We were sitting in a café in our neighborhood, my best friend’s (and therefore also my) younger sister and I, tucked cozily in a corner by the window. It was a pleasant mid-morning on a hazy Tuesday. We spoke for hours without realizing the ticking clock, touching on many things – too many to list and some too personal to divulge. At one point, we touched deeply on the topic of opportunity. I can’t remember who brought it up first but this matters little; when I’m with her, it feels like I’m in the company of my younger self because that’s who she reminds me of, but mostly I’m just in awe of her personal growth and grateful that her journey allows me to reflect on my own long way back home – physically and back to the self.
“I’ve been thinking about opportunity a lot these days,” I confessed. She nodded her head in understanding. “I’ve been thinking about it a lot… because my life, the bulk of it and key moments, they’re shaped by – the result of – the opportunities I’ve received at particular points in my life, you know? It makes me think of timing too; I’m trying to consider both. Nothing in life is simply coincidental. What does it mean, to have particular doors open at particular times, phases, in our lives?”
“I still don’t have an answer,” I said with a laugh after a long second of introspective silence.
“Like you, I’m… aware, what it means to be privileged. Sometimes I come back to a particular memory from last year’s summer – it affected me so much, what a friend said and how he said it – it stuck. So much that I even wrote about it in my blog and I can vividly recall it even now. He was one of my intern friends? He studied locally and was just starting out (work-wise) last year. It was just us, that meet. He sat directly in front of me and at one point said this, “The opportunities that you’re always trying to do away with – I’d kill to have them. What I’d kill to have them happen to me.” He looked me straight in the eyes when he said this – it surprised me. I was genuinely taken aback. Dumbfounded, “ I admitted to her.

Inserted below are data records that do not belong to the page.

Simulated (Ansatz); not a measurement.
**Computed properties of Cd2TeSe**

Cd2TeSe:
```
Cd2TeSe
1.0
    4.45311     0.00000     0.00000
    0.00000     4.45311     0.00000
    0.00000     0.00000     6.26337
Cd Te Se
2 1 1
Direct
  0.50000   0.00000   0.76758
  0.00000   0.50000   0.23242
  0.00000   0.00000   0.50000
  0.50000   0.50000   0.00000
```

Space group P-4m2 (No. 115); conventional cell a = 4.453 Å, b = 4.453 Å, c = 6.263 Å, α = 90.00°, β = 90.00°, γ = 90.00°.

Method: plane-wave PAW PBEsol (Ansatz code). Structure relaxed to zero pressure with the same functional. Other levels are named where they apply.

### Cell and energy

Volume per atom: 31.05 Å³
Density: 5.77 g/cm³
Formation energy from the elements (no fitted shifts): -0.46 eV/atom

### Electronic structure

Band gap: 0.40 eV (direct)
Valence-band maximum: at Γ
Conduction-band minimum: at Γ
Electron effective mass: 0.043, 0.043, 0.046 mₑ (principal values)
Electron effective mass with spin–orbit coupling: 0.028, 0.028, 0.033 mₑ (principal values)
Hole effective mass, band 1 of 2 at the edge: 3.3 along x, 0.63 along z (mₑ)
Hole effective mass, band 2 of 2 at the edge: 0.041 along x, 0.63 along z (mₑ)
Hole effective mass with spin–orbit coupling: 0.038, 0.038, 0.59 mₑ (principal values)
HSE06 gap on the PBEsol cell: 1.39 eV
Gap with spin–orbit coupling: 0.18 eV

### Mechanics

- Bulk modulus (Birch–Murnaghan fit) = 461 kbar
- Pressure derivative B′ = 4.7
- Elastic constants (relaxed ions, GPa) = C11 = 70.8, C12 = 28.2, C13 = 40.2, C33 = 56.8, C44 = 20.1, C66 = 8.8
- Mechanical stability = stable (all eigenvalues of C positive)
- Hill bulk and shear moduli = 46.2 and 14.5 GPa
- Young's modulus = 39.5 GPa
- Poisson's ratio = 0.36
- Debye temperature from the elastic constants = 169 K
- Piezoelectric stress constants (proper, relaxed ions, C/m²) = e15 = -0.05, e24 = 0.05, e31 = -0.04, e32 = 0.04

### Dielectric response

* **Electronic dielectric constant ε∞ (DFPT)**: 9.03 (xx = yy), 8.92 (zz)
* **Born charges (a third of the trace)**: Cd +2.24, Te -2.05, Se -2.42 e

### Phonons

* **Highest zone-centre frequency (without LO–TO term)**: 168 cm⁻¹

“Sometimes I think I’m the wrong person to have been given these kind of opportunities – being away, living abroad, seeing the world, living differently without a bond to tie me back home and no loans to speak of …what others would kill to have. I’m aware, I’m all too aware. I took some time to reply him and when I finally did, I admitted as much, “Sometimes I think I’m the wrong person to have been given these opportunities …because all I do is keep trying to find my way back home.””
“No matter the riches of the world – maybe I’m just an anomaly – it’s home that I keep trying to return to.”
We stayed quiet for several long seconds, sipping our drinks without exchanging anymore words.
In silence, we understood this: there are years that asks questions and years that answer. Simple as that.